Re: eth0 : no such device
On Friday 31 July 2015 05:58:28 Diogene Laerce wrote:
> Le 30/07/2015 18:35, Lisi Reisz a écrit :
> > On Wednesday 29 July 2015 18:09:36 Diogene Laerce wrote:
> >> Hi,
> >>
> >> I have big issues recently with debian that I don't understand,
> >> maybe someone could help on the matter ?
> >>
> >> First, debian does not want to give me any network. I really say
> >> debian because I have 3 possibilities to run the OS : 2 USB sticks
> >> and a PC tower, all
> >> on wheezy, which worked fine til they do not for no reason.
> >>
> >> The one USB stick which does boot and run says, when /ifconfig eth0
> >> up/ :
> >>
> >> eth0: ERROR while getting interface flags: no such device
> >>
> >> The other stick now even doesn't want to start X (but that I guess
> >> is not related, surely USB stick issue).
> >>
> >> And the tower.. I had to install fedora because it didn't want to
> >> mount my home during installation - which was a new 1To disk to
> >> format, even after formatted it which gparted. Plus the unavailable
> >> network issue of course, also during installation.
> >>
> >> These network issues only happen with debian as I could install
> >> fedora with no issue at all : it took care of my home and found the
> >> network without raising
> >> any flag.
> >>
> >> Any idea ?
> >
> > Did you do anything to your network device(s)? New anything? New
> > card? What happens with a new Debian installation?
>
> Well no, I didn't. Everything was fine and the same until it didn't.
>
> Actually it started with repetitive attempt to connect from a live
> cd 7.8 version which froze my internet box (router + TV). But the
> repetitive attempt seems to underline the existence of a pre-existing
> issue.. I guess.
>
> After that, I was unable to connect from any debian device. Even a
> mint live cd couldn't. But parted magic live cd could, fedora could.
>
> I then tried to install 8.1 but it wouldn't either and raise the home
> issue with it.
>
> All those happen on the workstation/tower.
>
> > Did
> > you move anyhting?
>
> Yes I actually change my home disk to another one, new, 1To Seagate.
>
> > What is the physical relationship, if any, between the
> > USB sticks and the tower?
>
> I installed all stick OSes with the station which failed first.
>
> I now have access only to one USB stick : 1 does not load X as said
> before and I have fedora now on the workstation (tower).
>
> A mysterious comrade who wants to remain anonymous it seems, I will
> call him Mr T. :), advised me to look into /etc/udev/rules : eth0 had
> been renamed
> to eth2 with eth0 bound to the tower MAC address (fedora today) and
> eth2 bound to another tower MAC address I tried the USB stick on
> after.
>
> I deleted the first tower line and updated the eth2 definition ->
> changing it
> to eth0 and now it works.
>
> But it still does not explain why the 7.8 and 8.1 did not, on the
> first tower ?
> And neither why the Mint live cd did not ? And as I can't reproduce
> the issue
> now, I may never know.
>
> > What does /etc/network/interfaces say?
> >
> > What is the result of
> > #ifconfig -a
> > ?
>
> Now the result is normal : http://pastebin.com/DDvQCePg
>
> I did try to get it during the 8.1 installation though, from the
> shell, but it seems that the installation shell lacks a lot of tools
> and I couldn't get a clear status of what happened there.
>
> So I guess this is it for this issue.
>
> > Why did you write /lspci -n/ when the instruction was lspci -n? Did
> > you try it without the fwd slash?
>
> Actually those are italic font markers, I did run the good command.
>
> Thanks to all for the good pointers,
If you search your dmesg, you wil probably find that udev, after
discovering eth0, then quite a bit later, renames it according to the
connection attempts made during THIS install.

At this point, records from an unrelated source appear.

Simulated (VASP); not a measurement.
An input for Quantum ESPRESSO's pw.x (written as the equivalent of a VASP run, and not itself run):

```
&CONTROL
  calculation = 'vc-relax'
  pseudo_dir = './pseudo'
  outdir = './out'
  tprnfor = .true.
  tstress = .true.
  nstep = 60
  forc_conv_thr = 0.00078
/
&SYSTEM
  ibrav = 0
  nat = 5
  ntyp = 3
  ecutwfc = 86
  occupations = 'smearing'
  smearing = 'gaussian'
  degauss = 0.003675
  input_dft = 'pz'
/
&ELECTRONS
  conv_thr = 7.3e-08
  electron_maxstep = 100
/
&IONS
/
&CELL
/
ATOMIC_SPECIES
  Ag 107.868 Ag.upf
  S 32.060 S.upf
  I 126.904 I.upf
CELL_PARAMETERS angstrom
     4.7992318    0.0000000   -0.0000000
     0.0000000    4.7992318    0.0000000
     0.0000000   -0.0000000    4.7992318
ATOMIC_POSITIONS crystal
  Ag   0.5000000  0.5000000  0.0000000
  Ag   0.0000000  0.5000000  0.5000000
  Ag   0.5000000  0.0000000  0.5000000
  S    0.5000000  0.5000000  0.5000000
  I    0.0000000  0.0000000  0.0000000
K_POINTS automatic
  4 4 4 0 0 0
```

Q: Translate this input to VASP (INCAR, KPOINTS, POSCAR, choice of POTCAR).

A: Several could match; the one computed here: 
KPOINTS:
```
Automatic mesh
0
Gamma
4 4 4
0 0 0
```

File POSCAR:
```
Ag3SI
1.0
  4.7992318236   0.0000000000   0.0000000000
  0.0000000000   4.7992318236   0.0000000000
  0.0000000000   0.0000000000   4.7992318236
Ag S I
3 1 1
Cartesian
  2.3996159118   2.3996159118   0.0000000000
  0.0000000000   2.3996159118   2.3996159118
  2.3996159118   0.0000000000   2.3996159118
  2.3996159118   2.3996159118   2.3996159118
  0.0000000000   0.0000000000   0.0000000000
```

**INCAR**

That bit me when I was moving the drive with a linuxcnc install on it
from machine to machine while looking for a machine capable of doing the
realtime correctly. So now, and the ethernet works fine once I had
excised network-mangler and edited /etc/network/interfaces to tell it to
use eth5. Obviously my local network is /etc/host file based, fixed
addresses for all my machines.
To use my fixed address methods, which are officialy discouraged by the
list police you will need to edit /etc/resolv.conf after nuking the
softlink that it is and creating a real file, saying "order hosts,dns"
on the first line, and the address of the local dns resolver
as "nameserver" on the next line. My router runs dd-wrt, so its address
is used as the nameserver and it then forwards a dns query it doesn't
know about to the dns servers it gets from my cable modem. And it all
Just Works(TM).
I have no clue what genius thought that renameing eth0 was the right
thing to do, but its damned sure biteing a lot of folks that do not need
to be so bitten. This list is not the only one being littered
with "where's my network" questions.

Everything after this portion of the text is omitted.